I Slept With My Ex: Tell My Fiancee or Not?
Ask Demetria: Mistakes happen, but cheating is the worst way to kick off married life.
(The Root) --
I had sex with a woman and did not tell her about my fiancee. She recently found out I am engaged and she is so pissed, but it shouldn't matter because my feelings for her are real. She is the one I really love, and she is a great girl. Any man would be lucky to have her. My fiancee is great, too. I just screwed up, and now the woman I slept with, who is my ex, feels like she is a "ho," when she is not. (For the record, I'm 27, my fiancee is 27 and the girl I do love is 25.) I feel so guilty. I don't know what to do. Please help me. --J.W.
Your letter and your actions tell me that you are in a great deal of pain and conflict. You are making a mess of your life, and your double living has sullied the lives of two women you say you care about. Understand that your feelings of guilt are your mind's way of telling you that you have gone too far and need to get a grip on how to handle your life. You've recognized that what you have done is bad, but this does not make you an inherently bad person.
I appreciate that you have deep feelings for both women, but the behavior you have exhibited is not at all acceptable, and it's certainly not love, even for your ex. Love is an emotion, and it is demonstrated in action.
The feelings mean very little if they are not shown in deed, which is why I challenge your claim that you love anyone in this scenario. You're not loving your ex by lying to her about your relationship status, and you're not loving your fiancee, whom, to your credit, you don't claim to love but probably should love, since you have made plans to marry her.
You must call off your engagement. Proceeding with this marriage under the current circumstances is a bad idea. Marriage is a serious step -- one whose value you clearly don't recognize, or the level of commitment required. Frankly, you are not prepared to be anybody's husband yet.

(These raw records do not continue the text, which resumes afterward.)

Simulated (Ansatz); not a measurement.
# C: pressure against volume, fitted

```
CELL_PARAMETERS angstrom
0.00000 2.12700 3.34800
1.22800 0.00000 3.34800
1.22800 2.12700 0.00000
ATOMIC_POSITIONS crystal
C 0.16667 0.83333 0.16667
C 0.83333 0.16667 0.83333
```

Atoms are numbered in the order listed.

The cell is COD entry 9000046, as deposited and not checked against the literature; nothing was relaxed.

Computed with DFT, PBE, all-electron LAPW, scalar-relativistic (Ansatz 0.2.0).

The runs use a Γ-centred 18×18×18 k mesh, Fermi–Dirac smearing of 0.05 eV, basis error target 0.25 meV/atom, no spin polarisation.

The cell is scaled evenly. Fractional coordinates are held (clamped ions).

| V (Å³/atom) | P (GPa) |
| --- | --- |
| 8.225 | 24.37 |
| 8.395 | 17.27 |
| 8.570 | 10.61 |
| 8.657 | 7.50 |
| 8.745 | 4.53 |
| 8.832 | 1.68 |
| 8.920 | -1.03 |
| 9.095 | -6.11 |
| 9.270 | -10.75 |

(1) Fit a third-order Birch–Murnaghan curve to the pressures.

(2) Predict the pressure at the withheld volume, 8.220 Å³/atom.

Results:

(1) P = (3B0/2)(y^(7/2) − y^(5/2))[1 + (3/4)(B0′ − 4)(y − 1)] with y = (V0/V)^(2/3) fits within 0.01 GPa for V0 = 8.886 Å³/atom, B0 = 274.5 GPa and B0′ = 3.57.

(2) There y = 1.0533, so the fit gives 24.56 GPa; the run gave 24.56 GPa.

Usually I'm all for honesty, but here I will actually encourage you to apologize profusely to your fiancee and lie to her about the real reason you are calling off the wedding. Your would-be bride doesn't need to hear that for the duration of your relationship, however long that's been, you've been secretly pining for your ex. It will crush her, and she doesn't deserve that. The bottom line -- that the engagement is off – should be enough for her to deal with. Besides, you'd only be telling her in order to relieve your guilt so that you can sleep better at night.